Hi, I am curious as to whether as more rows are added to my app if that will decrease performance. One of the screens in my app already takes around 30 seconds to load as it is basically a big analysis screen of lots of data in the app. I am just wondering if this time to load will increase over time or not?
Thank you that tools helped a lot however I’m wondering if there is a way to improve the performance of a specific table, basically it is a range of dates that eventually will span years and years and it shows all the data for each date alongside it, I want to only load the rows in the specific time range set such as last 28 days or 90 days so that it doesn’t take ages to load the entire table unnecessarily.
Hope that makes sense
I’ve never had to do this, so I’m not speaking from experience.
An idea would be to store the mountain of data in a Glide Big Table, or even just a Glide Table, and the purpose of this data would only be to store all of it.
And then you could create a separate table just to display the last 28 or 90 days in a report or dashboard, and you would pull the data from the previous table, presumably via a relation.
Dates don’t work well with relations, so you would need to convert dates in both tables into integers for the relation.

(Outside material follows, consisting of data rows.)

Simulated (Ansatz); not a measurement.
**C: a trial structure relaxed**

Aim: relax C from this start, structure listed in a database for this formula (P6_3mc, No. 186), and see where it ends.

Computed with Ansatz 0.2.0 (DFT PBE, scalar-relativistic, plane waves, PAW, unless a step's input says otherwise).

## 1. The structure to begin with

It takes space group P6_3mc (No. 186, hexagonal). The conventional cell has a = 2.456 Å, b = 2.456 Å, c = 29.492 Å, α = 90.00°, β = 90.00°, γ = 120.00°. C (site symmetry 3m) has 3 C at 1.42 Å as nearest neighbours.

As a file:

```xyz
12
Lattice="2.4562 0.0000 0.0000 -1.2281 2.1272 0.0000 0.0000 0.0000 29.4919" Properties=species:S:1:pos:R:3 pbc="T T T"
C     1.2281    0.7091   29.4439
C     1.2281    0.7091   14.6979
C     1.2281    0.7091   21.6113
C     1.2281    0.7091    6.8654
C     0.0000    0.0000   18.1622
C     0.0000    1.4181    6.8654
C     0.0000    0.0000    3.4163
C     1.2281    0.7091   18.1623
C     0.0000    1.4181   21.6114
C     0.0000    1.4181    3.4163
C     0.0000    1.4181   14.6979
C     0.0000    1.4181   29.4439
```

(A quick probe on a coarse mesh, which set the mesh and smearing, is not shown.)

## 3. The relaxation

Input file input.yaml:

I think that could be an approach.
The more data needs to be downloaded to your screen or computed on your device, the longer it will take for it to display.
Therefore, the more images you have in the table (subject to download) and the more computed columns (subject to computation on your device), the longer it might take.
A lot of the data is displayed for each day in a table as a red or green and then the details screen shows a more in depth breakdown so Ideally I need to not lose that functionality,
My only idea really is to create separate tables for each time range that only include data for the relevant dates however that seems like a very long winded approach.
The images are compressed as much as possible they are something like 30 bytes
This is what it looks like however it will eventually contain years of data with around 70 computed columns per row collating all the data I collect to produce the R/G for 5 separate categories. The user will filter between time ranges to only show the last 1, 7, 28, or 90 days however all of the dates are computed despite the fact lots of them are never seen again
I would stick it all in a Glide Big Table.
You could create a couple of math columns to create the dates for 28 days ago and 90 days ago, and use those as filters.
Sorry, its not the storage I’m struggling with as theoretically it should last up to 60+ years as its just a row per date. I am just trying to optimise the performance to reduce the loading times when opening this tab as it is already taking up to 30 secs with only 2 years worth of dates in and only a month or so worth of actually data to compute.
Both Darren and I have understood your issue. That’s why we are suggesting you store the data in one table and display it from another.
If a screen is sourced to a table with up to 90 rows instead of 10k, it should load more quickly. That is our assumption.
Oh sorry yes I get you now, Thank you
Hello to community my name is Sanjeev Mansotra. Yes, adding more rows to your Glide app could further decrease performance, especially on data-heavy screens like your analysis screen. As the data volume grows, load times may increase since Glide pulls data from your source (like Google Sheets or Glide Tables) each time. To optimize, consider breaking up data into smaller sets, using filters, or loading data conditionally to improve speed and user experience.
Yes, adding more rows to your Glide app could further decrease performance, especially on data-heavy screens like your analysis screen. As the data volume grows, load times may increase since Glide pulls data from your source (like Google Sheets or Glide Tables) each time. To optimize, consider breaking up data into smaller sets, using filters, or loading data conditionally to improve speed and user experience.
This is why I suggested a Big Table. With Big Tables, most of the data is kept server side, and rows are only sent to the device as needed. So in theory, the effective loading time on the device should be the same, whether you have 100 rows, or 10 million rows.
Hi, Unfortunately this didn’t work as well in practice as it did in theory. First of all it completely went over my head that you cant use computed columns in big tables as data for line charts which is necessary for my trend analysis, secondly, It is considerably slower, roughly taking double the time compared to how it was as a regular table.
However, potentially this is more scalable as it may always take this longer time regardless of how many rows in the app whereas the original may end up taking much longer down the line when there is much more data in the app.
You should be able to. Have you enabled the extra support for computed columns in Big Tables via Previews?
I think it depends on the type of computed column, and what it is referencing.
A simple math column that is referencing non-computed columns, for example, should work.
But others may not. Difficult to say whether or not your specific use case could be catered for without understanding more about it.
What do you recommend I do from here as ideally I need to improve the speed this page takes to load but I’m not sure what else to do from here?
What type of column are you trying to use there in your chart?